Following Danny’s lead I shared that Bryan and I had a book dedicated to recording children’s powers. Danny was enthused to add to the book of powers. With the help from his parents, much of the session was dedicated to exploring in rich detail ‘Danny’s powers’ which included ‘power of reading’; ‘power of time travel’, ‘power helping’, ‘caring for others power’ and ‘speed powers’. In an effort to make these powers more known and utilised, we co-authored a letter to school about the discovery of Danny’s powers, including powers he wanted to grow.
Danny credited his parents with having powers too and what effect these powers had on his life. A sense of pride seemed to fill the space between family members, perhaps for the first time in a long while. Now far more comfortable and confident in conversation, Danny asked me with curiosity ‘what powers do you have?’ – ‘The power to help families shrink problems’, I replied.
Two months on and my work with Danny and his parents continues. My interventions have become multifaceted – supporting the family to learn new ‘powers’ in communicating with each other, increasing understanding, connection and empathy, integrating past traumas more fully, discovering the motives and logic behind Danny’s inappropriate sexualised behaviour, supporting the parents capacity to respond more effectively and working closely with school. All the while, Bryan, my bear consultant, has continued to listen. Indeed in a recent session Danny began to disclose his own experiences of sexual abuse and years of secret keeping.

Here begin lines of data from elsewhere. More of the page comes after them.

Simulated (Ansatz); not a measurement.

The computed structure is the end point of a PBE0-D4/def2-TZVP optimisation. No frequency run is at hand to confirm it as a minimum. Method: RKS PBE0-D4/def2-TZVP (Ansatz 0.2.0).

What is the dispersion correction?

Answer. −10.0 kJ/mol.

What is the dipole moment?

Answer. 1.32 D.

The path to shrinking problems with the family has not been straightforward however over time Danny’s behaviours have improved, with a reduction in aggression and no incidences of inappropriate sexualised behaviour. Danny has learnt that when he has the ‘problem touch’ feelings to seek out a trusted adult. Danny is spending far less time ‘outside’ the principle’s office, he has earned the trust from others to mix with his peers in the playground and had his first ever sleep-over. Both parents are now more confident, more united, more attuned and more able to go on.